How your child learns

How your Child Learns: Baby to Pre-school Years

For a child, learning begins way before they start going to school. Very often we associate learning with schooling, but we need to become aware that a child is learning every day. Read on to understand the learning process in your child.

Learning during early years also involve watching and learning, and it can lay the foundation for learning much before a child starts school. As your child’s first teacher, parents play an important role in fostering early learning in their kids. Providing your child a safe environment,  praising them when they do well, regular encouragement, and your overall attitude towards your child are crucial factors that help them learn.

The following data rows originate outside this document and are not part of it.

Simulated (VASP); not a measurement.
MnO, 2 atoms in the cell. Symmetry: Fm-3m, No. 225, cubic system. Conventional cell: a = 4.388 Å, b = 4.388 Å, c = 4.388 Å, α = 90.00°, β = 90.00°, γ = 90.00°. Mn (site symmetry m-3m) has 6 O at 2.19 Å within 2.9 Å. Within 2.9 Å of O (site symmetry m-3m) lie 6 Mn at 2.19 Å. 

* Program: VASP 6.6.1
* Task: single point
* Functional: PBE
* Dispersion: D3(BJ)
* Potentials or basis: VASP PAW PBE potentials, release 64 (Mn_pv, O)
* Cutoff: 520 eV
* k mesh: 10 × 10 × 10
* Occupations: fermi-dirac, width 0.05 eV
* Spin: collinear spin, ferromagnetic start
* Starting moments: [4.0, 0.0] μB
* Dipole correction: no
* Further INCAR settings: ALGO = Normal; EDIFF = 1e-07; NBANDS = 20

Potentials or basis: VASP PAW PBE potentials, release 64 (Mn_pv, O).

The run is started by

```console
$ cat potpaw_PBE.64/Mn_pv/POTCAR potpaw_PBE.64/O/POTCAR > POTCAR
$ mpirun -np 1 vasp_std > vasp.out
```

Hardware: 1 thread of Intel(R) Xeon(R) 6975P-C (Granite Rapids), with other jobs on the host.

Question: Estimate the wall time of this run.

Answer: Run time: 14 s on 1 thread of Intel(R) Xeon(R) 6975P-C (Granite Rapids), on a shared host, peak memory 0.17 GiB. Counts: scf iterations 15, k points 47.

A Safe Environment to Boost Learning

Your child needs to be in a safe environment to learn. He would be able to learn and explore new things if he knows he has the support of a parent or a caregiver. He needs to be motivated to learn and should be able to show interest in learning, which in turn, should be duly acknowledged. A child cannot learn in isolation. The best part of teaching is to let your child make mistakes, and find out a way for himself. Timely praises and encouragement can go a long way in reinforcing learning.

Who Helps your Child?

Each and every person with whom your child interacts on a daily basis, can become his teacher. During babyhood, different people interact with the child- caregivers, siblings, neighbours and family members all become his teachers, and when the child gets older – playgroup co-ordinators, preschool teachers and peers take on the role.

How Does a Child Learn?

A child learns mainly by observing and watching during his early years. They then move on to responding to voices, making different sounds and listening. Exploring comes the next, or may overlap with all other stages. The kids are exploring when they put things in their mouth to taste, or shake or bang things. As they grow, play becomes an important part of learning – first with their parents, then alone, and later with other children. When they begin talking, “whys?” and “whats?” are usually their favourite words. Experimenting and socialising are skills they then learn as soon as they are placed in social environments.

Every child, however, has his own unique way of learning. Some are early socialisers, while others may take time. Some are stimulated visually; some get excited with people around them. If you suspect that your child may suffer from an learning disability at any stage, do not delay seeking timely help from your paediatrician.

What Role do Parents Play?

1. Relationships

Maintaining healthy relationships are a great way to help your child learn. Your child learns that he is important, loved and also learns to trust people around him.

2. Communications

Talking and listening to your child, reading and singing to him are immensely essential in helping your child grapple with language – verbal and non-verbal, both.

3. Home

A child learns a lot at home. He knows his position at home, and the things surrounding him.

4. Being Healthy

Children learn a lot by observation. Parents can teach children healthy eating habits and exercises that are necessary. They should encourage reading instead of allowing kids to watch television. Children pick all of these cues from their parents.

5. Interacting with your Child

You can teach your children by involving them in household activities. By getting them to count while climbing stairs, playing hide and seek with them at home, and with similar games – you can teach them several life skills – such as logic and numeracy, names and so on. You can lay the foundation for literacy by reading to them, teach them to sing or dance by dancing and singing to them and so on. Introduce homemade musical instruments to your child to lay the foundation of music and rhythm.

How to Help your Child Learn?

When your child invites you to play with him, respond to his request and participate. Encourage your child to explore, make mistakes, allow him to fall at times, and get hurt a little. Teach him to be a good loser, and teach them how to deal with losing a game, inculcating the spirit of sportsmanship in them. Singing with and to your child is a good way of teaching. Music not only stimulates, but also helps them co-relate to things. Encourage him to listen to instructions. Limit distractions when he plays alone – switch off the TV, though you can keep playing music in the background. Show interest in his activities and praise him for his effort. Give him enough activities and opportunities to discover his true interests.